#P1529. Shipping Routes

Shipping Routes

Description

The Slow Boat to China Shipping company needs a program to help them quickly quote costs to prospective customers. The cost of a shipment depends on the size of the shipment and on how many shipping legs it requires. A shipping leg connects two warehouses, but since every pair of warehouses is not directly connected by a leg, it might require more than one leg to send a shipment from one warehouse to another.

A data set can represent from 1 to 30 warehouses. A two-letter code name will identify each warehouse (capital letters only). Shipping legs can exist between any two distinct warehouses. All legs are bidirectional.

The cost of a shipment is equal to the size of the shipment times the number of shipping legs required times $100.

The input to the program identifies the warehouse code names and the existence of all shipping legs. For a given shipping request, consisting of the size of the shipment, the source warehouse and the destination warehouse, the program will output the best (cheapest) cost for the shipment, if it is possible to send shipments from the requested source to the requested destination. Alternately, the program must state that the request cannot be fulfilled.

Input

The first line will contain an integer from 1 to 10 inclusive that represents the number of data sets in the input file. Each data set represents a new shipping configuration.

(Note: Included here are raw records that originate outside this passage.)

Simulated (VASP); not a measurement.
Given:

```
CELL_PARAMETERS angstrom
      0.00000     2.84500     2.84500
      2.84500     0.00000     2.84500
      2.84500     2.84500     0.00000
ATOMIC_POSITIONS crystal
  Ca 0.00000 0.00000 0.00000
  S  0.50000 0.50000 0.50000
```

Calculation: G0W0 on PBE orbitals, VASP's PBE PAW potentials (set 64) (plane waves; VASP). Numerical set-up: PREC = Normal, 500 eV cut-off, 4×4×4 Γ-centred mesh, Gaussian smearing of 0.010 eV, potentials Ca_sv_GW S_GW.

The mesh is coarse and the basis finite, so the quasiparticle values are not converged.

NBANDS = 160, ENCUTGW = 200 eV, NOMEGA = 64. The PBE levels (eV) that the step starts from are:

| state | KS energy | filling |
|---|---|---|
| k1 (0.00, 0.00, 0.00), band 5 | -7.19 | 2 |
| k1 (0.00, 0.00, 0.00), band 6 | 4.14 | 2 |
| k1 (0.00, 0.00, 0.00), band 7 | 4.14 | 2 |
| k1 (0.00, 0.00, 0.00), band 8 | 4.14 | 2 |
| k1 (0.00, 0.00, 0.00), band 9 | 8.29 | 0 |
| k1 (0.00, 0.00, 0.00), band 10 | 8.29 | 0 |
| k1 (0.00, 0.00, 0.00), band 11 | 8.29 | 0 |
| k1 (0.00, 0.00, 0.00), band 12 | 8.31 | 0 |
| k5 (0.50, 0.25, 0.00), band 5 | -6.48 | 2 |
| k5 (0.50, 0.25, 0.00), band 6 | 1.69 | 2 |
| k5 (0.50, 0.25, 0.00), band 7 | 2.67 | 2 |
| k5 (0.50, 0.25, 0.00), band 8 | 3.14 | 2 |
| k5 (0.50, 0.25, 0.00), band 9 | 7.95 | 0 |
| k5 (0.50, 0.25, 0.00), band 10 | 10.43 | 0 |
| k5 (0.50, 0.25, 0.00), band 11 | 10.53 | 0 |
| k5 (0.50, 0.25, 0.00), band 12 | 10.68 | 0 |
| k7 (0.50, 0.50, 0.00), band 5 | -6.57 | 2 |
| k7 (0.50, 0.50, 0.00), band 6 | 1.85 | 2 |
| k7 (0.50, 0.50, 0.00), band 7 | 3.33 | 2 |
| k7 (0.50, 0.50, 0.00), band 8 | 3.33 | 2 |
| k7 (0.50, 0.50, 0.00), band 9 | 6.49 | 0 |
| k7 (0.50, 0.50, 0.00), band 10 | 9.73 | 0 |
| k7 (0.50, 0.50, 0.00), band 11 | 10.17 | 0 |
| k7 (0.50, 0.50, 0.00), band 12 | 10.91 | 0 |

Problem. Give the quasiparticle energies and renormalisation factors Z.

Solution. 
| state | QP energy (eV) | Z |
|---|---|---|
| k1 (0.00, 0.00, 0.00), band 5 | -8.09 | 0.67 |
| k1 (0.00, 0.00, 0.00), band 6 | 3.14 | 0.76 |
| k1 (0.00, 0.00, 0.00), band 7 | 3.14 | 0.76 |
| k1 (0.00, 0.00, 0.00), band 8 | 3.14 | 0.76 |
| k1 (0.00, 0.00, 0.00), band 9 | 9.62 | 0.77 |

The first line of data in a data set will contain three integers, say M, N, and P: M is an integer from 1 to 30 inclusive representing the number of warehouses in the data set; N is an integer from 0 to M*(M-1)/2 inclusive that represents the number of legs between warehouses in the data set; P is an integer from 0 to 10 inclusive that represents the number of shipping requests for which cost information is required.

The second line of data in a data set contains M two-letter code names for the M warehouses of the data sets. Only capital letters are used. A single blank separates code names.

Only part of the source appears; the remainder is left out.